With $\alpha > \beta > 1$ take

$$a_n = \begin{cases}\,\,\,\,\,\,\,\,\,1 \, , \,\,\,\,\,\,\,\,\,\ n= 0 \\ -\left(\frac{\alpha}{\beta}\right)^n \, , \,\,\, n \geqslant1 \end{cases}$$

and

$$b_n = \begin{cases}\,\,\,\,\,1 \, , \,\,\,\,\,\,\,\,\,\ n= 0 \\ \left(\frac{\alpha}{\beta}\right)^{n-1}\left(\beta^n + \beta^{-(n+1)} \right) \, , \,\,\, n \geqslant1 \end{cases}$$

Since $\alpha/\beta > 1$, the series $\sum a_n$ is a divergent geometric series and $\sum b_n$ diverges by the comparison test.

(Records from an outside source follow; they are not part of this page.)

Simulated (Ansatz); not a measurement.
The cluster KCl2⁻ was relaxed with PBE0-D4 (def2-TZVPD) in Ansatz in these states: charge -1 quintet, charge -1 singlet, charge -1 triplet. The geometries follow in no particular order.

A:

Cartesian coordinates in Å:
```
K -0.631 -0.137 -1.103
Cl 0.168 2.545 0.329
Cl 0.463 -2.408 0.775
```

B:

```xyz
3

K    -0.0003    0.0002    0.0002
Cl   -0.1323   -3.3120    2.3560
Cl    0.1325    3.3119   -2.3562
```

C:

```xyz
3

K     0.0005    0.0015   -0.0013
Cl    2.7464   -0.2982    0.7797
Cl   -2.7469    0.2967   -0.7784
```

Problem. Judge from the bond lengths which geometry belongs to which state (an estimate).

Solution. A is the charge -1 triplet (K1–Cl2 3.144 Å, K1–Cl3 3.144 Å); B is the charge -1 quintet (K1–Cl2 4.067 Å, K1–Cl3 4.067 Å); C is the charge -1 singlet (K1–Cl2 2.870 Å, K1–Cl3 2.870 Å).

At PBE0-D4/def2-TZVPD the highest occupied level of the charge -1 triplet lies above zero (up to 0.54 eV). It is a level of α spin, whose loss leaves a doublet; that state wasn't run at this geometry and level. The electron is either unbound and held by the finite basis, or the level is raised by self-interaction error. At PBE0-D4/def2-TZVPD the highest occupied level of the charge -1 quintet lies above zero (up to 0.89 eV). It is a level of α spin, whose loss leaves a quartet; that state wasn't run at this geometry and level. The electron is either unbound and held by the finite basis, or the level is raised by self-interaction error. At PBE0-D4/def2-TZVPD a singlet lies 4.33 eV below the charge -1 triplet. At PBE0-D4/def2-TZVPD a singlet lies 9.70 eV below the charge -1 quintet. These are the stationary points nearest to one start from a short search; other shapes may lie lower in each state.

The general term of the Cauchy product is

$$c_n = a_0b_n + \sum_{k=1}^{n-1} a_{n-k} b_{k} + a_nb_0 \\ = \left(\frac{\alpha}{\beta}\right)^{n-1}\left(\beta^n + \beta^{-(n+1)} \right)- \sum_{k=1}^{n-1}\left(\frac{\alpha}{\beta}\right)^{n-k} \left(\frac{\alpha}{\beta}\right)^{k-1}\left(\beta^k + \beta^{-(k+1)} \right) - \left(\frac{\alpha}{\beta}\right)^n \\ = \left(\frac{\alpha}{\beta}\right)^{n-1} \left(\beta^n + \beta^{-(n+1)} -\sum_{k=1}^{n-1}\left(\beta^k + \beta^{-(k+1)} \right) - \frac{\alpha}{\beta} \right)$$

The finite geometric sums appearing on the RHS are

$$\sum_{k=1}^{n-1}\beta^k = \frac{\beta - \beta^n}{1 - \beta} = \frac{\beta^n - \beta}{\beta -1 } , \\ \sum_{k=1}^{n-1} \beta^{-(k+1)} = \frac{\beta^{-2} - \beta^{-(n+1)}}{1 - \beta^{-1}}= \frac{\beta^{-1} - \beta^{-n}}{\beta - 1}$$

Hence,

$$c_n = \left(\frac{\alpha}{\beta}\right)^{n-1} \left(\beta^n + \beta^{-(n+1)} -\frac{\beta^n - \beta + \beta^{-1} - \beta^{-n}}{\beta -1 } - \frac{\alpha}{\beta} \right)$$

Choosing $\beta = 2$ for convenience we get

$$c_n = \left(\frac{\alpha}{2}\right)^{n-1} \left(2^n + 2^{-(n+1)} -2^n + 2 - 2^{-1} + 2^{-n} - \frac{\alpha}{2} \right) \\ = \left(\frac{\alpha}{2}\right)^{n-1}\left(\frac{3}{2^{n+1}} + \frac{3 - \alpha}{2} \right) \\ = \frac{\alpha^{n-1}}{2^{2n}}\left(3 + (3 - \alpha)2^n \right)$$

Since we require $\alpha > \beta = 2$ we can choose $\alpha = 3$ to get

$$c_n = \left(\frac{3}{4}\right)^n,$$

and the Cauchy product $\sum c_n$ is a convergent geometric series with non-zero terms.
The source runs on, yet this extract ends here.